23 of 285 comments (clear)

  1. :O by joe+155 · · Score: 3, Funny

    24TB... thats almost enough to hold all my pr0n!

    --
    *''I can't believe it's not a hyperlink.''
    1. Re::O by FuturePastNow · · Score: 4, Interesting

      28 seasons of Star Trek + all the movies = 250GB.

      --
      Give a man fire, and you warm him for the night. Set a man on fire, and you warm him for the rest of his life.
    2. Re::O by Don_dumb · · Score: 4, Funny
      28 seasons of Star Trek + all the movies = 250GB.
      That is the most geeky post I have seen on this site for a while, you should be proud.
      --
      If this were really happening, what would you think?
  2. Re:I want one! by cyanics · · Score: 5, Informative

    and they are especially showing off the low power usage in that kind of space..

    48 Hds, 2CPUs, and still less than 1200 Watts.

    Oh many. Datafarm in a single rack.

  3. Okay... by Vo0k · · Score: 4, Funny

    ...but how good is it at repelling the antlions?

    --
    Anagram("United States of America") == "Dine out, taste a Mac, fries"
    1. Re:Okay... by PhrostyMcByte · · Score: 3, Funny

      Pick your poison: antlions or Shai-Hulud.

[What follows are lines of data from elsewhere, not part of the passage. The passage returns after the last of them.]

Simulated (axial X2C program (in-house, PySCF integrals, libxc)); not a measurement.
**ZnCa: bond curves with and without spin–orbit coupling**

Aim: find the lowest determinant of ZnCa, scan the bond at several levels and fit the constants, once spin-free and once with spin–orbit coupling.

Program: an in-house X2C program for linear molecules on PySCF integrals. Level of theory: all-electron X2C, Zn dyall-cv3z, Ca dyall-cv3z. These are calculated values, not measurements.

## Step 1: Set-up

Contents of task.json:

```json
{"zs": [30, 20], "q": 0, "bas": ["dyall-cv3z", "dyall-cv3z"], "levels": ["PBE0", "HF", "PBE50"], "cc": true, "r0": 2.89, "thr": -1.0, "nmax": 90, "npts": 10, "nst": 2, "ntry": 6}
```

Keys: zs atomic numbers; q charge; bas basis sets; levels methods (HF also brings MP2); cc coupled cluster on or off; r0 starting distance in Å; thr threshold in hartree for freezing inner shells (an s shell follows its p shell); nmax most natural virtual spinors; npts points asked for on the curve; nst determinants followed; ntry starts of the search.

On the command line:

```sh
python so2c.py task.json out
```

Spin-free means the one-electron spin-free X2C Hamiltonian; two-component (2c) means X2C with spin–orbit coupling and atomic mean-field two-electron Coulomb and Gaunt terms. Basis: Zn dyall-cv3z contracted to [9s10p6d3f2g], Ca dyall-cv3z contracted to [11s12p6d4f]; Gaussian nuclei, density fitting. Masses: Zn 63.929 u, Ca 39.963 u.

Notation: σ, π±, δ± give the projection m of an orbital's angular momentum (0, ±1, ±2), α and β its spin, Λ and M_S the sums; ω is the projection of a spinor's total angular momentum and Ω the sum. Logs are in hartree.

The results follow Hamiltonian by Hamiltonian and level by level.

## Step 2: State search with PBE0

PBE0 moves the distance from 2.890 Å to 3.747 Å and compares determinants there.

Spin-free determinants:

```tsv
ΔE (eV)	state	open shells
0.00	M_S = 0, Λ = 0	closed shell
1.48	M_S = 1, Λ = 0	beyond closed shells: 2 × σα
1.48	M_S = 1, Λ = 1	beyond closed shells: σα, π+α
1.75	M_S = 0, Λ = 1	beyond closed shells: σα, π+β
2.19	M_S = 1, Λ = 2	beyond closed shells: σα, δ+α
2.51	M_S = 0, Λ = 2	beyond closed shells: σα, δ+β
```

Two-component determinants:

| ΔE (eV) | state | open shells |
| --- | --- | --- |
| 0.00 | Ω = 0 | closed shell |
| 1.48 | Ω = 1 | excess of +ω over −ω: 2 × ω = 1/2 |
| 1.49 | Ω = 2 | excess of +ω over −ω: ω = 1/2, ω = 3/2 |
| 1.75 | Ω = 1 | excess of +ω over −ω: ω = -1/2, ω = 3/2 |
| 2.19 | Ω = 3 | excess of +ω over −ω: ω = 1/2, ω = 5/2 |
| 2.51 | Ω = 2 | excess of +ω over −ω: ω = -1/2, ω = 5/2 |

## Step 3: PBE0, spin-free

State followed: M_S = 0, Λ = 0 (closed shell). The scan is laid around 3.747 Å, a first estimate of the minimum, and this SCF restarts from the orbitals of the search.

    2. Re:Okay... by Propagandhi · · Score: 4, Funny

      Can't believe I had to scroll this far to find a Dune reference! Shame on you Slashdot.. Shame.. on.. you!

  4. Dune.. by WizADSL · · Score: 4, Funny

    Thumper? I hope the sand worms stay away...

    1. Re:Dune.. by nacturation · · Score: 4, Funny

      24TB in only 4U... And how can this be? Because it is the Kwisatz Serverrack.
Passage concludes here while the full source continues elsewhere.